Author: Ermias Teffera, (CCIE# 70053)


Packet captures are one of the most powerful troubleshooting tools available on a Cisco ASA. When logs aren’t enough, a capture shows you exactly what traffic is hitting your firewall—and how it behaves.


Let’s break down a real capture and learn how to read it. improving performance.




What Are We Looking At?

At the top, we see:

20 packets captured

This simply tells us how many packets matched the capture criteria.

Each line below represents one packet, displayed in order.


How to Read a Single Line

Let’s take one example:

1: 10:15:27.241351 802.1Q vlan#100 P0 160.136.150.24.58854 > 140.194.234.1.443: S ...

Here’s how to decode it:


1. Packet Number

1:

This is just the sequence number in the capture.


2. Timestamp

10:15:27.241351

This shows exactly when the packet was captured (HH:MM:SS.microseconds)

👉 Useful for timing issues and latency analysis


3. VLAN / Interface Info

802.1Q vlan#100 P0
  • 802.1Q → VLAN tagging is in use

  • vlan#100 → Packet belongs to VLAN 100

  • P0 → ASA internal interface identifier


4. Source → Destination

160.136.150.24.58854 > 140.194.234.1.443
  • Source IP + Port → 160.136.150.24:58854

  • Destination IP + Port → 140.194.234.1:443

👉 This tells us:

  • Client is initiating traffic

  • Destination is HTTPS (port 443)


5. TCP Flags (Very Important)

S

This is the TCP flag.

  • S = SYN → Connection is being initiated


What Pattern Do We See?

Looking at your capture:

  • Multiple packets show S (SYN)

  • Same destination: 140.194.234.1:443

  • Different source ports

👉 This indicates:

⚠️ Repeated connection attempts (SYNs) with no response

You do NOT see:

  • SYN-ACK (response from server)

  • ACK (connection completion)


What This Means

This pattern typically points to one of the following:

🔴 Traffic is being dropped

  • Firewall rule blocking return traffic

  • Upstream device filtering

🔴 Destination is not responding

  • Server down

  • Port closed

🔴 Routing issue

  • Return path is broken


Quick Troubleshooting Tips

When you see repeated SYNs:

  1. ✅ Check firewall rules (ACL / security policy)

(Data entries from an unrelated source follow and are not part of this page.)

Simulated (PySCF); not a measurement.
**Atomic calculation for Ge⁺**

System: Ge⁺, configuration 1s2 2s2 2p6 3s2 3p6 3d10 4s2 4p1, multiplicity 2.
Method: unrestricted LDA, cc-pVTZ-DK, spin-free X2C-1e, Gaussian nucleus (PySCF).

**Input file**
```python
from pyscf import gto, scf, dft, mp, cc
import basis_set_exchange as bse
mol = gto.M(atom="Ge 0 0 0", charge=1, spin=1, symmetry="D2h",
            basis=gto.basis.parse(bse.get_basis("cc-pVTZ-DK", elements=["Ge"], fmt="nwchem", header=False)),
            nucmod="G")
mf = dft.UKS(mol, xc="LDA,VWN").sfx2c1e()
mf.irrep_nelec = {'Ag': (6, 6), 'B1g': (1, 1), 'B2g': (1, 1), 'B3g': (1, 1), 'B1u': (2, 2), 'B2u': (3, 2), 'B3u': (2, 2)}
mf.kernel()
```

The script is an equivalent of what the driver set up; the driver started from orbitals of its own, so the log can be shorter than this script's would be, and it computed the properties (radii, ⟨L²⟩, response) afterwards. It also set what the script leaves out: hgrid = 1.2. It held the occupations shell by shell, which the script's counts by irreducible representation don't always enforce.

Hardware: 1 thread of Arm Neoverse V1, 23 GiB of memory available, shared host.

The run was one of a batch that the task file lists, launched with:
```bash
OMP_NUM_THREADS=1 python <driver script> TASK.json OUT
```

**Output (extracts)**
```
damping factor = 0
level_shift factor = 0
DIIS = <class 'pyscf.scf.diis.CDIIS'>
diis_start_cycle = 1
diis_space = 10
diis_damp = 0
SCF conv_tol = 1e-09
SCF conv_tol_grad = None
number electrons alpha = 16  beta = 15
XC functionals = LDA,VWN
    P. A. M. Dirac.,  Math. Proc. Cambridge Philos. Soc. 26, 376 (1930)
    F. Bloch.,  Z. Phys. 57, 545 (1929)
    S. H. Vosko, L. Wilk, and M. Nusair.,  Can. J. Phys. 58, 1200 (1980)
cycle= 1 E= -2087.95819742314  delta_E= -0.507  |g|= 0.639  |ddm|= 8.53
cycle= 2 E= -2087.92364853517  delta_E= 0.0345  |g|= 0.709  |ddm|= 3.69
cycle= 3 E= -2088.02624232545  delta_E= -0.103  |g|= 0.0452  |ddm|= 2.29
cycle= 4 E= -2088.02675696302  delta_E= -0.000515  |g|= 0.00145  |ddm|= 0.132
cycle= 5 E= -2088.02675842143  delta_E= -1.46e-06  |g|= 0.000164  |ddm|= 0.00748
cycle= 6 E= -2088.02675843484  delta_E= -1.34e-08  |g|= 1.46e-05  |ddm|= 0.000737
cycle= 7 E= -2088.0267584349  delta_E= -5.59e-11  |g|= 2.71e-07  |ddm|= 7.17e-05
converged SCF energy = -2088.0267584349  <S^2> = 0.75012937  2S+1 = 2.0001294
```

  2. ✅ Verify NAT configuration

  3. ✅ Confirm routing (both directions)

  4. ✅ Test reachability (ping / traceroute)

  5. ✅ Run packet-tracer to confirm behavior


Why Packet Captures Matter

Packet captures remove assumptions.

Instead of guessing:

  • You see exactly what leaves the client

  • You verify if a response comes back

👉 In this case, the firewall sees the traffic, but the connection never completes



Final Thought

If packet-tracer tells you what should happen…

A packet capture shows you what’s actually happening.

Use both together—and troubleshooting becomes fast, precise, and predictable.